Mechanical Sympathy: False Sharing

Saturday, 30 July 2011

False Sharing

Memory is stored within the cache system in units know as cache lines. Cache lines are a power of 2 of contiguous bytes which are typically 32-256 in size. The most common cache line size is 64 bytes. False sharing is a term which applies when threads unwittingly impact the performance of each other while modifying independent variables sharing the same cache line. Write contention on cache lines is the single most limiting factor on achieving scalability for parallel threads of execution in an SMP system. I’ve heard false sharing described as the silent performance killer because it is far from obvious when looking at code.

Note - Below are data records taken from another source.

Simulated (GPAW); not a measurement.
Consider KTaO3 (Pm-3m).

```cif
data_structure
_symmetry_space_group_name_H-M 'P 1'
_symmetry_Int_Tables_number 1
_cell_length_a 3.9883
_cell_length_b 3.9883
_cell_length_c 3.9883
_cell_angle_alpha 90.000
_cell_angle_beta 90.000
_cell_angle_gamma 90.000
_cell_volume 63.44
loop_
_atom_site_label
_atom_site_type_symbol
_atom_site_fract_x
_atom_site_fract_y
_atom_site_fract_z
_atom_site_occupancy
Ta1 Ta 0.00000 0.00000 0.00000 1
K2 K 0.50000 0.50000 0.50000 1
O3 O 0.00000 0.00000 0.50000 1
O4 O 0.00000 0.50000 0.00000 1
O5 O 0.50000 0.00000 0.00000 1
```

To achieve linear scalability with number of threads, we must ensure no two threads write to the same variable or cache line. Two threads writing to the same variable can be tracked down at a code level. To be able to know if independent variables share the same cache line we need to know the memory layout, or we can get a tool to tell us. Intel VTune is such a profiling tool. In this article I’ll explain how memory is laid out for Java objects and how we can pad out our cache lines to avoid false sharing.

Figure 1.

Figure 1. above illustrates the issue of false sharing. A thread running on core 1 wants to update variable X while a thread on core 2 wants to update variable Y. Unfortunately these two hot variables reside in the same cache line. Each thread will race for ownership of the cache line so they can update it. If core 1 gets ownership then the cache sub-system will need to invalidate the corresponding cache line for core 2. When Core 2 gets ownership and performs its update, then core 1 will be told to invalidate its copy of the cache line. This will ping pong back and forth via the L3 cache greatly impacting performance. The issue would be further exacerbated if competing cores are on different sockets and additionally have to cross the socket interconnect.

Java Memory Layout

For the Hotspot JVM, all objects have a 2-word header. First is the “mark” word which is made up of 24-bits for the hash code and 8-bits for flags such as the lock state, or it can be swapped for lock objects. The second is a reference to the class of the object. Arrays have an additional word for the size of the array. Every object is aligned to an 8-byte granularity boundary for performance. Therefore to be efficient when packing, the object fields are re-ordered from declaration order to the following order based on size in bytes:

doubles (8) and longs (8)
ints (4) and floats (4)
shorts (2) and chars (2)
booleans (1) and bytes (1)
references (4/8)
<repeat for sub-class fields>

With this knowledge we can pad a cache line between any fields with 7 longs. Within the Disruptor we pad cache lines around the RingBuffer cursor and BatchEventProcessor sequences.

To show the performance impact let’s take a few threads each updating their own independent counters. These counters will be volatile longs so the world can see their progress.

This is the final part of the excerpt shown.